Do I need a survey?

First Posted: 3/13/2015

Transferring land (giving, selling or even changing the owner’s name for land) has many requirements. These requirements can take days, weeks, or even months to complete before the government will allow a parcel of land to be transferred to someone else. The biggest issue usually relates to the property’s description. Is the property to be transferred described adequately?

If the transfer will not adequately identify the property (kept or transferred), a new survey will be required. Sometimes, that survey will even include surveying some land that will not be transferred.

When the federal government opened the “Western Reserve,” our area was divided into counties, which were divided into townships, which were divided into numbered sections, each of which was usually one square mile (640 acres). Corners of sections were identified by stone markers or buried cotton gin spindles. The surveyors of that era used chains (think of the chains used by football officials to measure first downs) and other rudimentary tools. Of course, each surveyor’s chain was slightly longer or shorter than another, and the wet and wooded character of the landscape made precision difficult.

That survey of the landscape facilitated almost two centuries of real estate transfers that identified each piece of real estate as a version of the following: “the eighty acres that is the west half of the northwest quarter of Section 25 in whatever township in whatever county.” Some parcels of real estate are still identified in this way.

However, as surveyors’ tools became better; it was easier to describe a property’s boundary as being “x feet at this angle then y feet another angle.” That description is called a “metes and bounds” description. As traditional 640-acre sections were re-surveyed by metes and bounds, some sections were found to contain several acres more or several acres less than the recited 640 acres.

It would be impractical to re-survey our entire region. However, as parcels are transferred or as parts of parcels are transferred, local county engineers require that new surveys be undertaken in certain instances. Each county handles this differently.

For example, in Allen County, if a parcel was transferred previously, and the entirety of that parcel is being transferred, the parcel description is sometimes adequate and might not require a new survey. However, if the parcel is sold in part, the part to be sold and the remaining part must each be described by new metes and bounds descriptions.

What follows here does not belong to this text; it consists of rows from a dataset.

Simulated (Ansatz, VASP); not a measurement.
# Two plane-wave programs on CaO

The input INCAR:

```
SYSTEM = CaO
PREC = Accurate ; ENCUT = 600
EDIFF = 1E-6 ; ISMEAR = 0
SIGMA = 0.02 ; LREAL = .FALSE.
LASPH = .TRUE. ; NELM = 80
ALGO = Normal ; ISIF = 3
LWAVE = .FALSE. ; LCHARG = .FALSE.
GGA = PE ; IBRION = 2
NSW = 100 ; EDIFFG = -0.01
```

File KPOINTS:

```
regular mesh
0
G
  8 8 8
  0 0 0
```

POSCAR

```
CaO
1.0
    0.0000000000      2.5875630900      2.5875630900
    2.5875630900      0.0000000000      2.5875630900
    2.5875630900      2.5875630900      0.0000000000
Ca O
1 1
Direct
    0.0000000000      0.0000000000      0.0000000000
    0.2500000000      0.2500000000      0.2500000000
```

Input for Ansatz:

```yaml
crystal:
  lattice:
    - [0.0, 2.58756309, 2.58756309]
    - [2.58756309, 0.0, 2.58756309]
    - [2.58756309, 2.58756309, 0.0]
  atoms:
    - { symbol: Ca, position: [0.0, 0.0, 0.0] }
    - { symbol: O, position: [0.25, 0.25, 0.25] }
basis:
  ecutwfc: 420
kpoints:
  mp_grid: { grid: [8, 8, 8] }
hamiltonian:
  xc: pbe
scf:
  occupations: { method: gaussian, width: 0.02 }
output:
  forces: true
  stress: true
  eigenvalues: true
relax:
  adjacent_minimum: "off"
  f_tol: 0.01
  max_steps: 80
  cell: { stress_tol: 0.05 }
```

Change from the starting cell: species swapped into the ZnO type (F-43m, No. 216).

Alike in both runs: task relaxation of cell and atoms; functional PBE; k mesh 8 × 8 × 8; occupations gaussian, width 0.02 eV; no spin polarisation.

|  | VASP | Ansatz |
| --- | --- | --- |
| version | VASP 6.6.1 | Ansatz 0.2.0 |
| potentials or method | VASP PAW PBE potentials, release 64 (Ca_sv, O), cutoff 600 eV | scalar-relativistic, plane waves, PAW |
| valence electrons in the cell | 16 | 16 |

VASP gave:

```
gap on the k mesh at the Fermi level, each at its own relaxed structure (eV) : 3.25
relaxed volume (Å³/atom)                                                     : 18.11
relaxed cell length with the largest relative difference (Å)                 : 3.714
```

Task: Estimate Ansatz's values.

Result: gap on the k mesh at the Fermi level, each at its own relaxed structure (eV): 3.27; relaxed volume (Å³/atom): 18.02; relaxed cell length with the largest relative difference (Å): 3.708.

In Van Wert County, even if a parcel has been transferred before, if that parcel is sold outside the family and is not described by metes and bounds, that parcel will need to be re-surveyed with a metes and bounds description before it is transferred.

In Putnam County, if a part of a parcel is sold, the part to be sold can be described in metes and bounds and usually simply define the remaining (unsold) portion as being “the original description save and except the new part that is described by metes and bounds.”